Welcome my first guest blogger.
If you try to set up a comprehensive self-education program all at once, you run the risk of stumbling, missing your ambitious learning goals, and becoming discouraged.
IMO, the better tactic is to develop the habit of learning new things every day. The best way I know to do that is to read constantly. And the best way to read constantly is to always have a book (or books) right next to your bed.
This is what my bedside drawer looks like right now:
When I wake up in the morning, the first thing I do is grab a coffee and pick up a book. When I go to bed at night, the last thing I do is floss -- and then pick up a book. You can see from the above photo that there's not much rhyme or reason to the book selections... just stuff I think is interesting. Every few months I blow a hundred bucks on Amazon and add 7 or 8 titles to my stack.
(Interestingly, you mentioned "neuroscience, mathematics, coding, critical thinking, behavioral economics" in your question details... you might actually enjoy a few of the books you see above.)

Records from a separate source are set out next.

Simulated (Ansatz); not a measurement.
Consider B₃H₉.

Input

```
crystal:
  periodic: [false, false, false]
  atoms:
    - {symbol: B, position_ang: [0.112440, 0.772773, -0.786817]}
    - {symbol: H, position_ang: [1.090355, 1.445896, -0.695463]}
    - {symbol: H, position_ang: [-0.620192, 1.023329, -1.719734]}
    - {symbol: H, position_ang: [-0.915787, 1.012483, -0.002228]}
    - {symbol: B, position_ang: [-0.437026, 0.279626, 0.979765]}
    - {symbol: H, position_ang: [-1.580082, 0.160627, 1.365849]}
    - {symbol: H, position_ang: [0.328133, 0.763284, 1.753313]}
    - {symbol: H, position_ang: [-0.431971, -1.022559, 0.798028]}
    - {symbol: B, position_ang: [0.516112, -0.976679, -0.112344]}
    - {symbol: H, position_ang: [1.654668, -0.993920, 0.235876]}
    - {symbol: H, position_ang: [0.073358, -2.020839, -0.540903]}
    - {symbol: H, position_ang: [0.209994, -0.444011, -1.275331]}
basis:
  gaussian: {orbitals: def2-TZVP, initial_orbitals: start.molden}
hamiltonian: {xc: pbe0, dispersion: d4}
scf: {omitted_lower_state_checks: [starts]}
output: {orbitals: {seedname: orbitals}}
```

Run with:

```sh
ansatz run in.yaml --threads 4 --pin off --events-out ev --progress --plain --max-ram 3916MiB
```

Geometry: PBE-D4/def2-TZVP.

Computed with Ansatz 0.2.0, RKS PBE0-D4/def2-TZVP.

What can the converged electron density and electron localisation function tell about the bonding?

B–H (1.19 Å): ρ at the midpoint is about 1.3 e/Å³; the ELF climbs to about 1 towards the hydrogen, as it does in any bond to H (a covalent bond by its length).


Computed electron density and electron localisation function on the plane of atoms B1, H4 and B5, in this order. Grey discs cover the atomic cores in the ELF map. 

I'm sympathetic to the idea that reading materials should be coordinated in an effort to make a "structured self-education" program... but I also recognize that the human brain craves diversity and gets bored easily. Personally, I find it more productive to focus less on what I'm reading, and focus more on reading consistently. If you regularly read books for an hour or two every day (which isn't hard... squeezing in 45 minutes of reading over coffee and breakfast is my favorite part of the day), you can burn through 20 or 30 or 40 books in any given calendar year. That's enough to digest all the seminal works in whichever field you think will help most in your career and still have time for Harry Potter and 50 Shades of Grey.
That said... Quora is a pretty awesome place to learn new things, too. If you can sneak in 30 minutes of Quora-ing in addition to everything I wrote above --- you'll be in good shape. Good luck.